Career 2022
A band from Bozeman venture out to map out barely-there cinematics and soundtrack a road to illusion.
Shipping robust psychedelia for more than three decades now, this Montanan ensemble have never ceased searching for new ways to express their exploratory spirit, and the offer to score an experimental film by Vietnamese auteur Mr. Tam, telling a tale of two lovers who can meet only in a reverie, provided the team with an opportunity to indulge and fully engage in their fondness for Kosmische Muzik. A law onto itself, the German-gene genre perfectly fit the group’s intent and, married to a meager outline of the movie’s synopsis, has liberated Ron Sanchez’s collective in both stylistic and melodic terms enough for a whiff of freedom to fill the eleven numbers on offer. Not that the results feel avant-garde; on the contrary, the music here is highly evocative and captivating.

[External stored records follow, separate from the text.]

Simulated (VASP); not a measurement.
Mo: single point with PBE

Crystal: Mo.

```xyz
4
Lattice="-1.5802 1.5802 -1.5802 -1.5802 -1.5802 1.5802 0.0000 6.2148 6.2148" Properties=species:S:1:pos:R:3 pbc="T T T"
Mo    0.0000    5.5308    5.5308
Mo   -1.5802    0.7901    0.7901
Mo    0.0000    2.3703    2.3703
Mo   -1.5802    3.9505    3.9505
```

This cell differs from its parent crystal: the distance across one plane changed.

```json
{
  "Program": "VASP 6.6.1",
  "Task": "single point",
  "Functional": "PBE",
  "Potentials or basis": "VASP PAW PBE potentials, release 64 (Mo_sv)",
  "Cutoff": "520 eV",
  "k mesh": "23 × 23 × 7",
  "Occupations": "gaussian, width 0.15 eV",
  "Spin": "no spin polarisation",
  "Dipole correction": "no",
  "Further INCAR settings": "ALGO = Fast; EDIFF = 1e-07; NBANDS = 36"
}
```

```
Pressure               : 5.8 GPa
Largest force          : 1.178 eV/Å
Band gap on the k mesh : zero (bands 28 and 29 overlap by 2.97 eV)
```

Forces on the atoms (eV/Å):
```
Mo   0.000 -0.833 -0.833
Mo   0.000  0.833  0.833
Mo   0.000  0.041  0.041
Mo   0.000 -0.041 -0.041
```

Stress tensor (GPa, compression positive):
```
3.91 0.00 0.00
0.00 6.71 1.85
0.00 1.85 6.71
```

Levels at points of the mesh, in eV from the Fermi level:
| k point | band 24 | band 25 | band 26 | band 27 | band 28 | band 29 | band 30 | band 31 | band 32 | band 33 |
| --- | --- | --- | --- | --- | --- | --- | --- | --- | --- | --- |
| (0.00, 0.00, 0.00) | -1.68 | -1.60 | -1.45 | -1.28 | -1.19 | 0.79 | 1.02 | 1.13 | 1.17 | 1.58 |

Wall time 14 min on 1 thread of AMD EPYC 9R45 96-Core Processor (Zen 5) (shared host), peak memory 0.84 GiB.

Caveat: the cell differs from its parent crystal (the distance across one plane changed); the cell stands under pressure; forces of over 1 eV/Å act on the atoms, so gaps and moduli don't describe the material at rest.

More so, for all the illusory narrative and progressive expanse of this album, it’s very much down-to-earth emotion-wise, with kaleidoscopic soundscapes such as opener “Première Rencontre” – sculpted by Mellotron-esque strings – bursting into orchestral balladry of “I Am Not” where Bobby Sutliff’s twangy licks soar against Sanchez’s velveteen voice. Still, while his singing will be withdrawn from the same breathtaking, organ-bolstered flight in “A Story In A Story” that’s placed closer to the record’s finale, electronica-driven cuts like the bell-tolling “Connexion Complète” wrap the drift into exciting, if slightly abstract, sense of adventure. But then there’s a spectral pop of the piano-splattered “Unexpected” to draw the listener towards other worlds, and the funereal grandeur of the folksy “Holding My Own” to drench them in drama, before the epic “Cultured Memory” unfolds its vivid aural panorama which is propelled by Ric Parnell’s sympathetic drumming – “Chiêm Bao Thấy Bậu” becoming the veteran’s last-ever full-length release – and the anthemic “Distance Is Created By Time” adds triumphantly nervous uplift to the sonic trip.
What’s truly unexpected is a spaced-out “Knives” that smells of late ’60s pseudo-innocence which Scott Sutherland’s effervescent guitar, rumbling bass and unassuming vocals render scintillatingly warm to contrast the dry “I Don’t Dream Anymore” which reeks of raga until its monotonous flow turns urgently mesmeric, and “Des Formes Qui Changent Lentement” enshrouds ethereality in a mercurial mood-shift of a cosmic scope to make this vista crystal-clear and hopeful, though somewhat heavy. So whereas watching the titular movie might seem optional, listening to the film’s soundtrack should be deemed essential.